The Royal Black Institution last night called off two contentious parades which were to take place today in Newtownbutler, Co Fermanagh.
The decision followed protests last night by hundreds of nationalists outside the RUC station in the village, calling for the two parades to be banned. Disorder was feared in the Border village as nationalists planned to try to block the morning and evening parades.
However late last night the Royal Black Preceptory said it was calling off the parades "in the interests of the Protestant and Roman Catholic people of Newtownbutler". In a statement issued to a local radio station, it appealed for today to be one "when the people of the locality can go about their normal business unhindered".
Royal Black members had planned to parade through the mainly nationalist village this morning before travelling to the main county demonstration 10 miles away in Maguiresbridge. They were to march again on their return in the evening.
Some 200 residents had met on Thursday night to discuss protests against the parades, and the Newtownbutler Area Residents' Association had called on nationalists from across Ireland to converge on the village in support of their protests. The residents' association had also urged the Northern Secretary, Dr Mo Mowlam, to ban the marches.
A local Ulster Unionist councillor, Mr Cecil Noble, claimed that the residents' group was a "dying organisation" which was losing support among Catholics.
He said yesterday: "They are trying to cause trouble and are going to wreck their own village. They want to destroy their own area for everything else. They have no vision."

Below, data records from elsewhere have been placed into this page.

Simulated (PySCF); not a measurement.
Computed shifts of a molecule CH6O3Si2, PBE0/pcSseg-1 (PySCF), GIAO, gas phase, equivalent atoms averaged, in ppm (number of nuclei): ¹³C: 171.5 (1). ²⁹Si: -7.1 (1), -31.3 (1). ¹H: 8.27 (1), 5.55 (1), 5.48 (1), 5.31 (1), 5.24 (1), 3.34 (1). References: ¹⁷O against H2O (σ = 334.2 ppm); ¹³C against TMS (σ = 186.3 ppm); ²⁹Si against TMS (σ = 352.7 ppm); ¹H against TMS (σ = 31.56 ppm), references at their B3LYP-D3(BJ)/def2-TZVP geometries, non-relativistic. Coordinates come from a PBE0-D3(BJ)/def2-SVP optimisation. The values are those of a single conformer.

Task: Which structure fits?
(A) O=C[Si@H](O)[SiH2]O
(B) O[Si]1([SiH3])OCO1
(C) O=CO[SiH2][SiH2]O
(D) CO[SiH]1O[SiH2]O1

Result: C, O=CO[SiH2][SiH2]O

Last Sunday evening two RUC officers and six protesters were injured when trouble flared in the village as nationalist residents were moved by police from the path of a church parade.
In nearby Roslea, Co Fermanagh, the Black Preceptory said it would reluctantly accept the RUC's decision to curtail its march.
The local Sinn Fein councillor, Mr Brian McCaffrey, who is a member of the Roslea residents' group, welcomed the police decision, which he said was a sensible solution.